Thanks for creating this list, Mark! It's super helpful for people (beginner or experienced) to get a clear perspective on things in the hobby. Thanks also for aligning the boxes perfectly to the tier-list grid, thereby avoiding certain viewers' OCDs getting triggered... 😬
Thank you & HiFiGo. Biggest takeaway. "If you know what your doing with EQ" This could be a series of videos Where the different horns of a band lies on your squiglink where the piano sits on that graph etc. etc. Just a thought. I know this is Not your thing. But very educational. Thanks.

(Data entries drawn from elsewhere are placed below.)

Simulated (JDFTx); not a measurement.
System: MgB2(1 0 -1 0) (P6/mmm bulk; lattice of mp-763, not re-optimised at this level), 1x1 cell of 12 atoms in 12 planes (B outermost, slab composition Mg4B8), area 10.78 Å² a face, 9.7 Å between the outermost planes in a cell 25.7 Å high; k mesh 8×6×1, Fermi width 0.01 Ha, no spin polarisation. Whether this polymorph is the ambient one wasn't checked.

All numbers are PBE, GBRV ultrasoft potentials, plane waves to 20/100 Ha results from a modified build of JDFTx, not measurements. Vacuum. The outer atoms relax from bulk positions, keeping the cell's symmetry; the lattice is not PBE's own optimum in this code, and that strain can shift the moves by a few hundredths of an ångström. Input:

Im glad i started up my audio journey now with all the new tech. My focus shifted in the few short months. Seems a great headset or iem that can EQ like s beast is more important than a standard stock tuning, at least to me anyway. 😂
Imo dac amp should be in B tier purely because background noise level is soooo important for me. A lot of dac amps I tried are unusable for me just because the background noise on them through my iem is just too unbearable. This is a problem with many high end dac amps as well.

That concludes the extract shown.